Vital Defects: the Oppression of Women and the Subjugation of a Servant Class

While early societal forms had their advantages, they also suffered from certain major and essential defects.  Sri Aurobindo took up these issues:

“That early life had vital defects which it could not cure.  In the case of the Mediterranean nations, two most important exceptions have to be made to the general participation of all individuals in the full civic and cultural life of the community; for that participation was denied to the slave and hardly granted at all in the narrow life conceded to the woman.  In India the institution of slavery was practically absent and the woman had at first a freer and more dignified position than in Greece and Rome; but the slave was soon replaced by the proletariate, called in India the Shudra, and the increasing tendency to deny the highest benefits of the common life and culture to the Shudra and the woman brought down Indian society to the level of its Western congeners.  It is possible that these two great problems of economic serfdom and the subjection of woman might have been attacked and solved in the early community if it had lived longer, as it has now been attacked and is in process of solution in the modern State.  But it is doubtful; only in Rome do we glimpse certain initial tendencies which might have turned in that direction and they never went farther than faint hints of a future possibility.”

It must be noted that while there has clearly been progress with regard to both of these issues, the development of women’s suffrage, for instance, and the entry of women into educational and career opportunities, and leadership roles for them in various corporate and political institutions, we remain far from a complete solution of this vital defect, as there remain societies around the world where women are totally oppressed, and in most all the others, they are harassed, discriminated against and paid a sub-standard wage compared to their male counterparts.

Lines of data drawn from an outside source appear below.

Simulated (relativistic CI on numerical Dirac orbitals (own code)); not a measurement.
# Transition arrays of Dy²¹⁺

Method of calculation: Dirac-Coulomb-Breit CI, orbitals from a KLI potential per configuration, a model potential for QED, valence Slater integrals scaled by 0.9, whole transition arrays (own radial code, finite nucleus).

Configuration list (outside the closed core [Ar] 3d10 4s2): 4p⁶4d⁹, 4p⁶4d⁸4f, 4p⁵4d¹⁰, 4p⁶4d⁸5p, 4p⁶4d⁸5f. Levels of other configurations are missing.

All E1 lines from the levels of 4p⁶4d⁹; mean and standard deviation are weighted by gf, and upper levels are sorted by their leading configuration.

With respect to slavery, while humanity today may accept in principle the outlawing of slavery, there remain also dark remnants of slavery, not only in the developing world, but even in the developed world.   In the most highly developed Western societies, the use of stratified access to the levers of power and financial opportunity, the unequal access to education, failure to pay a “living wage” for workers to support their families, and systematic discrimination have led to a form of slavery which may be called “economic slavery”, which imprisons people into relatively hopeless circumstances through the leverage of the societal machinery and social custom rather than through formal bondage and chains.  Those who try to survive or escape from this system are also frequently imprisoned and made to work as prison labor (slaves) under the control of the State.

We see here that the higher aspirations and ideals of humanity have begun to embrace and try to implement equality for women and the servant or worker classes, but that these changes have not been fully implemented as of this time.  Thus, there is progress but not a final result that can be called success.  This defect continues to undermine humanity today as it did in earlier times.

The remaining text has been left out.